Author Jim Tortolano will discuss the colorful history of Garden Grove at the next meeting of the Orange County Historical Society, Nov. 10, 2015, 7:30 p.m at Trinity Episcopal Church, 2400 N. Canal St., in Orange. Tortolano’s book, Garden Grove: A History of the Big Strawberry, was published in 2015. This event is open to the general public at no cost.
The first pioneers began settling the Garden Grove area in the late 1860s – the era when the ranchos were breaking up and parcels of land were being sold to farmers and developers alike. In 1876, Alonzo Gerry Cook laid out the small crossroads townsite of Garden Grove – a name first applied a year earlier to the local school district. This section of the Santa Ana Valley was largely barren land, with barely a tree to its name, much less a garden. But Cook was determined that through hard work the town would soon live up to its name. And indeed, it would.
Over the decades, the community would reinvent itself numerous times, adapting to changes in agriculture and population, decline and development, disaster and triumph. When the railroad arrived in 1905, the population doubled. The town flourished as an agricultural hub thanks to the bounties of oranges, walnuts, chili peppers and the crop that earned the city’s nickname—the strawberry.
The resilient little town bounced back after extensive damage in both the Long Beach earthquake of 1933 and the flood of 1938. During the post-WWII years Garden Grove was among the fastest growing communities in America, and it finally incorporated as a city in 1956. Today, the city has a diverse population of over 170,883.

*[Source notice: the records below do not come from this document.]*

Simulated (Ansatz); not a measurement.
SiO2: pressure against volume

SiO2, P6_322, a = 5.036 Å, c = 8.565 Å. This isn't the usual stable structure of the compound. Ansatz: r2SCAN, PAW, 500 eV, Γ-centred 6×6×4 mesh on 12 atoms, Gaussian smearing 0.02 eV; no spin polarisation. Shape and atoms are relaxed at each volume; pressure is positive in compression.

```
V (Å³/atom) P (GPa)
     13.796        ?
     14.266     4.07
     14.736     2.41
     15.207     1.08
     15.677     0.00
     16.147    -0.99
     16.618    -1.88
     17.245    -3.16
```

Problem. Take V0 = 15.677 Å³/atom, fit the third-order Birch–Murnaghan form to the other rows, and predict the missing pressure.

Our speaker, Jim Tortolano, is a Garden Grove resident and veteran journalist, who has worked at the Long Beach Press-Telegram, Orange County Evening News and Los Angeles Times in editing and reporting jobs, and served as editor and co-owner of Garden Grove Journal for 30 years. He is currently a professor of journalism at Golden West College, and was previously a military reservist and television sports broadcaster.